President Barosso is passing through London today on his way to give a lecture in Cambridge. He is expected to make a slight detour to meet privately with the Archbishop of Canterbury at Lambeth Palace for half an hour or so. It is one of those strange and random occurrences that I will be in Brussels at the time meeting with Jorge Cesar das Nevas, Barosso’s advisor on religious affairs.
Public debates about whether the now defunct EU Constitutional Treaty should include in its preamble any mention of God and Europe’s Christian heritage has fed the popular perception that the EU is a secular construction modelled on the French practice of laicitie. Today’s set of meetings suggests that the reality is somewhat different and more complicated.

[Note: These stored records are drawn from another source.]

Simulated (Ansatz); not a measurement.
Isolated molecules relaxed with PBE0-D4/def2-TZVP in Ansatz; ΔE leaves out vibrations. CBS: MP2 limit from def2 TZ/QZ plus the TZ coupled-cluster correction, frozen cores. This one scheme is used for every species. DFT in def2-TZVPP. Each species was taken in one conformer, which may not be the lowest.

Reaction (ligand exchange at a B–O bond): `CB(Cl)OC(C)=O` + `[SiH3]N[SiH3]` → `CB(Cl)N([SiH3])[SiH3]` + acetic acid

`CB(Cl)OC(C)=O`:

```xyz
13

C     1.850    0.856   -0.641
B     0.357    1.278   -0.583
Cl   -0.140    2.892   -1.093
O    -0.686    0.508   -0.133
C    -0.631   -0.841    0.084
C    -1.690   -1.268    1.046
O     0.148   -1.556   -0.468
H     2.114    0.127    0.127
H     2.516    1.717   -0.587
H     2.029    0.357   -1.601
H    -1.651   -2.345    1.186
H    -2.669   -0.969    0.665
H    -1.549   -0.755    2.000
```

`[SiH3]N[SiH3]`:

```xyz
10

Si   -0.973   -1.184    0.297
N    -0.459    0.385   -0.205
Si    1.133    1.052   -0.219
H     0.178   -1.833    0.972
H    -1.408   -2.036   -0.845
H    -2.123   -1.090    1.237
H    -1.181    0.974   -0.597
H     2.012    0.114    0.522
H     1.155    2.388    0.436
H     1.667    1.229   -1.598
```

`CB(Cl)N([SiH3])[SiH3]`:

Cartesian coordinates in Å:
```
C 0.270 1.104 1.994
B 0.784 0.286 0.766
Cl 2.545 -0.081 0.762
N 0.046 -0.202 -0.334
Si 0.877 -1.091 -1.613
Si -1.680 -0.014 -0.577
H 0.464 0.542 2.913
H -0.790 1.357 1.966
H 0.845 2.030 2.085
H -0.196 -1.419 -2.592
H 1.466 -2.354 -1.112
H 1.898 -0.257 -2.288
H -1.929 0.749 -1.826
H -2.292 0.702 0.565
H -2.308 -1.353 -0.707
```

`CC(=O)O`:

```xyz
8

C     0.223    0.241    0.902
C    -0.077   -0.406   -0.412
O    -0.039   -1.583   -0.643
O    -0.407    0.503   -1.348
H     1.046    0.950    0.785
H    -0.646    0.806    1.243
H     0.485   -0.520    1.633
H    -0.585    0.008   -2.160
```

From its inception many of those involved in the construction of the new Europe have been motivated by religious considerations and by matters of faith. This is hardly surprising when the European project has at its heart the quest for peace and reconciliation.
Since the Jesuits first opened their office in Brussels in 1964 the range and scope of religious representation has grown. Religious representation comes in various shapes and sizes. It includes diplomatic representations, official representations of Churches, inter church-organisations and networks, religious orders as well as single issue organisations.
From informal and ad hoc encounters the relationship between the EU and religious bodies has become increasingly institutionalised and structured. The Lisbon Treaty of 2010 provides in Article 17 for a regular, open and transparent dialogue between the EU institutions and churches as well as other communities of faith and conviction.
It would be wrong however to assume that Article 17 gives churches and religious leaders some privileged access or hot line through to decision makers. It doesn’t and churches should be careful in thinking otherwise.
I am sometimes taken back by the considerable energy and time that some churches have invested and continue to invest in trying to give legal meaning to the terms ‘regular’, ‘open’ and ‘transparent’. Such efforts are interesting intellectual experiments, but they distract from the more important task of maintaining a functional and expert dialogue with the EU around issues of mutual concern such as sustainable development.
The working culture of the EU is such that it generally welcomes contributions from any organisation that has expertise in any given policy area. If churches have to invoke Article 17 to be heard then it would suggest that either the working ethos of the EU has changed or that churches have nothing expert to say.
I would feel a lot more confident about the future if churches spent less time debating what Article 17 means, and more time ensuring that their existing interactions with the EU are expertly informed. That is why ad hoc working meetings such as those taking place today are so important. It also helps to explain why it is so crucial for churches to get the restructuring of the Conference of European Churches right. Our engagement with Europe is more effective when it is done in partnership with others.